The student news site of Charles E. Smith Jewish Day School

Strings Attached

A look into the social, emotional and religious implications of hookup culture

January 19, 2017

First time writing a research paper, first time driving a car and first time drafting an official resume: for many CESJDS students, high school is a time for firsts and experimentation. One way in which some students choose to push the boundaries of their comfort zones is by participating in hookup culture.

Hooking up is the practice of engaging in a physical, no-strings-attached relationship, but can mean anything from making out to having sexual intercourse. According to Assistant Director of College Guidance Kimberly Wilkins, today’s hookup culture is similar to the one that existed when Wilkins was growing up in the 1980s. The change from a culture of commitment came in the ‘50s and ‘60s during the “sexual revolution” when hooking up faded as a social taboo.

“I think [hookup culture] features prominently in certain circles in this school,” Wilkins said. “I would not say that every person here is in the hookup culture — I would not say that. And we could probably name people who wouldn’t be. But I think in certain situations, at parties, at places, there are groups of people who are doing all kinds of stuff.”

According to a survey of 140 out of JDS’ 343 high school students, 72 percent reported that they have hooked up without having sexual intercourse. Nineteen percent of respondents have had sexual intercourse, with nine percent reporting that it was in a non-committed relationship.

Although casual relationships may seem appealing at first, sophomore Justin Galitzer said they often have social and emotional repercussions. While Galitzer believes that hookups can be a positive experience for those involved, he has seen them breed drama and ruin friendships.

Fifty-three percent of survey respondents agree with Galitzer that hookup culture’s net impact on the JDS community is neither negative nor positive, but 32 percent consider it an overall negative influence and 15 percent consider it a positive. It is a common topic of conversation in Galitzer’s group of friends.

“It’s not the most important thing to discuss, definitely not the most important thing, but we’re still intrigued by the conversation,” Galitzer said. “We still bring it up all the time and that’s definitely part of the social aspect of my group.”

There are other consequences that come from hookups and the gossip surrounding them beyond just the harm they inflict on friendships. Wilkins believes that there could be self-worth issues for girls if they believe that by hooking up they have given away something “really precious.” For both genders, Wilkins said that becoming physical too quickly can cause emotional consequences, especially when the relationship ends.

“[Breaking up] hurts no matter what if you give your heart away, but if you give your body away, there’s so much associated with that,” Wilkins said. “When you’re mourning that relationship, you’re mourning what you did in that relationship.”
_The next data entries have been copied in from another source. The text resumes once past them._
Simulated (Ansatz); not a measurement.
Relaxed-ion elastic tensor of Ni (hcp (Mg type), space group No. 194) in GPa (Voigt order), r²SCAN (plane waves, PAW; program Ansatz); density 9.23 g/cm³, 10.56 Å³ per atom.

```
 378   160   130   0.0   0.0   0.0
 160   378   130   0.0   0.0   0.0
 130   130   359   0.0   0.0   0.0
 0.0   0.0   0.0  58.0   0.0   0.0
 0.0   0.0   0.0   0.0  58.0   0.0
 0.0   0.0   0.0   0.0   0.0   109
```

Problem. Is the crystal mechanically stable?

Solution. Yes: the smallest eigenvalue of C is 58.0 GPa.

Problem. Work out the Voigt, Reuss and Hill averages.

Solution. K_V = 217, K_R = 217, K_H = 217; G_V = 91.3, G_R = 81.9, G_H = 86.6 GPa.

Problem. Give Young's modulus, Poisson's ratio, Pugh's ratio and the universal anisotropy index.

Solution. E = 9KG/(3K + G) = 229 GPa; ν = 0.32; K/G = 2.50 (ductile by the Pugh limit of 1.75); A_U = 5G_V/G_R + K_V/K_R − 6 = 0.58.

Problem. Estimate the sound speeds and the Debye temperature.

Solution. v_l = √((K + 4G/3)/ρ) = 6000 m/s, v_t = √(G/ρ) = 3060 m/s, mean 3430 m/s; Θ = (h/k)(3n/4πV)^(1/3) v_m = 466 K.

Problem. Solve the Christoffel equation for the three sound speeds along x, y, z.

Another problem, senior Avital Krifcher said, is the slut-shaming that stems from hookup culture. She notes the double standard between a boy hooking up, which she says garners “congratulations and outward approval,” and a girl hooking up, which she says invites “slut-shaming or celebrating in a mocking way.”

Krifcher is not alone in this view, as 68 percent of survey respondents reported that they had experienced or witnessed slut-shaming at JDS. According to Krifcher, being labeled a “slut” can harm not only a girl’s reputation, but her self-confidence as well.

“If there’s a stigma that you’re slutty or you get around a lot, people will expect that to be who you are,” Krifcher said.

Krifcher has also seen more general judgment of people who engage in hookups. She said that while the culture does not dictate life at school, the community’s closeness and the fact that information spreads quickly can promote fear and a lack of self-esteem.

“I think that it’s really detrimental growing up in a high school where people know everything, to be thinking ‘Oh I did this this weekend, now everyone is going to know and that is going to affect my future,’” Krifcher said.

While Krifcher believes JDS’ small size promotes a prominent hookup culture, the community at large is split on its prevalence at JDS in comparison to other schools. Thirty-nine percent of survey respondents said it was less prevalent, 25 percent said it was equally prevalent, 19 percent said that hookup culture at JDS was more prevalent than at other schools and 17 percent were not sure.

While there is no consensus on the relative prominence of hookup culture, one element that differentiates JDS from other schools is its Jewish community. Krifcher said that in the context of hooking up, her religious expression was once held against her. During her freshman and sophomore years, some peers made fun of her when she expressed her Jewish observance through traditional dress.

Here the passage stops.